The music of Beethoven, Ustvolskaya and Messiaen is chosen not as repertoire, but as resonance. Each work becomes a portal, a sonic aperture through which landscape and listener meet. This is not a concert series. It is a sonic pilgrimage: a constellation of fleeting encounters that blur the boundaries between classical form and radical place‑making.
With roots in the world’s most revered concert halls and a commitment to reimagining how and where we listen, Kolesnikov and Tsoy are ready for a weekend of exploration under the dark skies — and well, the bull barn ceiling — of Marfa.
Regarding some of the venues, the bull barn, tentatively titled “Bullroom,” is the latest innovation in the Ballroom Marfa music series. The nonprofit recently saved the barn from obscurity by leasing it from Presidio County after the Hereford Cattle Association’s lease ended last year. The Stardust is the motel on Highway 90 west toward Valentine with the iconic sign. And the Stone Circle is a massive solar-powered sculpture at the north end of Gold Course Road, a creation of Haroon Mirza in 2018 that comes to life on full moons with lights and sound.
Kolesnikov and Tsoy took time from their busy travels to pen their thoughts on Marfa. “Last winter we came to Marfa for the first time,” they wrote. “We came without a plan. For a few days we were driving around incessantly. We would get out of the car almost at random, looking, listening, and sensing. We looked at the ‘ordinary’ and ‘extraordinary’ things with the same eyes. I think, a bit as if we were explorers on an alien planet. The sites we ended up choosing are the ones that revealed to us the anomalous energy of Marfa. Or better say, energies, because they are all distinctly different. They are extraordinary sites, and each of them is somehow hidden, dormant. What we aim to do is to wake them up with the sounds of music, to bring the energy to the surface and reveal to everyone for a moment. For us it is something between incantation and divining. Summoning something that is brimming underneath, and hovering above!”
Kolesnikov and Tsoy are celebrated for their visionary approach to bridging tradition and modernity. As soloists and as a duo, they present thought-provoking programmes in the world’s most prestigious concert hall — while also creating powerful musical dialogues in unconventional spaces such as the Gagosian galleries, the Guggenheim museums in Bilbao and Venice, Antwerp’s Fashion Museum and London’s Bold Tendencies.

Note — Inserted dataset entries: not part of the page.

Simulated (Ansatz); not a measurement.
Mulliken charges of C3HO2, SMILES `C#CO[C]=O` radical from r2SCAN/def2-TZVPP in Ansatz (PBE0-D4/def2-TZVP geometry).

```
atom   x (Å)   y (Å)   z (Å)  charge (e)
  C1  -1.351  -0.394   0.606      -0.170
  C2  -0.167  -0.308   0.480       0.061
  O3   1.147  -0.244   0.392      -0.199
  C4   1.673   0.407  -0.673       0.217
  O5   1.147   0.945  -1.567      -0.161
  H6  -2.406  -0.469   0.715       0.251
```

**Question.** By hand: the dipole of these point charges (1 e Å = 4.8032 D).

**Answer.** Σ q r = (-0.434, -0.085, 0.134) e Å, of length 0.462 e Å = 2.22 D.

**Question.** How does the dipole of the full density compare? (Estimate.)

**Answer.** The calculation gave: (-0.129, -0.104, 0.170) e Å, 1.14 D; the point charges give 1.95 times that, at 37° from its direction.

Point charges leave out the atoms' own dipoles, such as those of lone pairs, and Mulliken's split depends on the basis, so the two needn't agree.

Their duo debut at Carnegie Hall was named one of the New York Times’ “Best of 2024.” That same year, their debut recording of works by Schubert and Desyatnikov on Harmonia Mundi was featured in Le Monde’s “Nos albums préférés de 2024” and won the Preis der Deutschen Schallplattenkritik and the Diapason d’Or, while also being named BBC Music Magazine’s Instrumental Choice.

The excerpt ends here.